The Boot recently caught up with Jason as he traveled in his tour bus through the Midwest. He talked about his new album, why he wanted Kelly Clarkson as a duet partner, and why the skies aren't always so friendly.
How did your success with your last album, 'Wide Open,' impact this current album?
With the success we had with 'Wide Open,' we wanted to go out and find some really great songs for this album. We were in the studio every off day we had. We never go out to reinvent the wheel, but I know what works for me and I stick with it. This album has my sound and the [type of songs] that brought me to the dance. It's OK to go out and experiment here and there but we don't want to alienate fans that like what we do. It's obviously a little different [than past albums], but it is the sound people have come to expect from us. It's aggressive and loud.

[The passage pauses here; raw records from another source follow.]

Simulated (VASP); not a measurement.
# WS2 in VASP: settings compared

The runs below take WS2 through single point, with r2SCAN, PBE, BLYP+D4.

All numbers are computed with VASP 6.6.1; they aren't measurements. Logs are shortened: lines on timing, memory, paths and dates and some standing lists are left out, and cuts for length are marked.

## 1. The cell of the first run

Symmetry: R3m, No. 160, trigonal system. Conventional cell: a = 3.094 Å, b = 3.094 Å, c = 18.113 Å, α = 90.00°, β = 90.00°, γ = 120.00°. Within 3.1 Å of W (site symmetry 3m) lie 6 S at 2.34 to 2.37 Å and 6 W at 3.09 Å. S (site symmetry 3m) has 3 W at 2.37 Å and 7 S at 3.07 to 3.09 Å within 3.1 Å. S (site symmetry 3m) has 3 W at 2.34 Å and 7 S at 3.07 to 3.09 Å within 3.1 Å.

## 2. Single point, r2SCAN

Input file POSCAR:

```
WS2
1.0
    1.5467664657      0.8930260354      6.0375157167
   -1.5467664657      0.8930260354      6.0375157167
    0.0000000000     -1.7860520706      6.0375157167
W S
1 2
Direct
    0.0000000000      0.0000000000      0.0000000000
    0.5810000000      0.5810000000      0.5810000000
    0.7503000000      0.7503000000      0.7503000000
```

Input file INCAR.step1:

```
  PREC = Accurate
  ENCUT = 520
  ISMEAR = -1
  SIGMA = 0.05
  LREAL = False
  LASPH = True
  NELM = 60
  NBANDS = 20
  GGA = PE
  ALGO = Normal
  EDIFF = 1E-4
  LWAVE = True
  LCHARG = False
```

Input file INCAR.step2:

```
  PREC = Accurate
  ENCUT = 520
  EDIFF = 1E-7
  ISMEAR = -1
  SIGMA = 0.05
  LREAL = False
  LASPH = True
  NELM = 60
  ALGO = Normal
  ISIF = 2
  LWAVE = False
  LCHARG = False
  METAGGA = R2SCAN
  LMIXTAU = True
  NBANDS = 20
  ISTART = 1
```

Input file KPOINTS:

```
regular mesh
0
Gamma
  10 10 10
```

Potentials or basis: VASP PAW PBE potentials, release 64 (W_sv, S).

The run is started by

The songs on the album seem to embody your whole spirit. Tell us about how you selected them.
It's a very long process. It's one of those things that you sit there and listen to hundreds of songs until you find ones you like. I've never gone in and looked for a specific type of song for any record. It's one of those things, you just know it when you find it. Sometimes finding those songs takes longer than at other times. For this record, we went to some proven hit maker guys and we found some great stuff. Every once in a while you find a new writer no one has ever heard of. That's what happened with Bridgette Tatum who [co-wrote with Danny Myrick the song] 'She's Country.' We gave her her first single. But at the end of the day, it's all about having the right songs for the record.
Did you feel any pressure to put songs you had written on this album?
No, I didn't. I know I can write songs. I have had a publishing deal for years, and other artists have cut my songs. It's one of those things that I am my own worst critic. Sometimes I write something and my producer and my band loves the song but I'm a lot harder on it. I just want to record the best songs. I don't want to force one of my songs on an album just because I wrote it.
Speaking of your band, we hear your drummer, Rich Redmond, is really funny. What does he do to keep you guys laughing?
He's a piece of work. He's Italian and very in your face, which is cool. There are about four of us in the band that met 10 or 12 years ago when we all came to Nashville. We all came up in the business together. It's just one of those things that everyone has their own unique personality and this guy has no filter. He's also the best drummer I ever played with, period.
Which song on the album really hits a personal note with you?
One of the biggest ones is 'Fly Over States.' That is one that had gotten pitched for the 'Wide Open' record. I loved it but the song came in late in the game. At that point, we didn't have a place to put it on the record. When we went to put this album together, the song was still available. I just found myself listening to the demo over and over and over. That's something you have got to pay attention to, when you go back and listen to it over and over and over. You just have to go with your gut. If I don't get tired of it, I don't think my fans will either.
Have you experienced some of what the song is about -- people from big cities who don't have any concept of what life is like for those in 'Fly Over States'/
Oh, absolutely. In the first couple years of my career, I was on flights every morning at 6:00 AM. All I wanted to do was sleep, and these business guys would be talking and talking and just wouldn't shut up.
When I go into record or pick a song, the biggest thing for me is to choose songs that I can relate to because I lived it or have been through it. That way you can sing the song with more conviction because you feel the emotion within it.
You've talked about all the red tape you had to go through to enable Kelly Clarkson to sing a duet with you on 'Don't You Want To Stay.' Why did you want to sing that duet with her?
We had this song and we wanted to find somebody to sing it with me. The list of candidates was short. I wanted somebody who had some chops. It wasn't like any female singer could pull it off. Kelly has got this really cool, very soulful and distinctive sound. She wasn't the obvious choice. She was a little different. Plus, I am a fan and love her voice and style. It was cool just to listen to her in the studio.
What is the most important thing for your fans to know about this album?
For the price, they get 15 songs. Right now everybody is trying to do the EPs for less money. Why not give them more songs for less money? It seems like the right thing to do in this economy.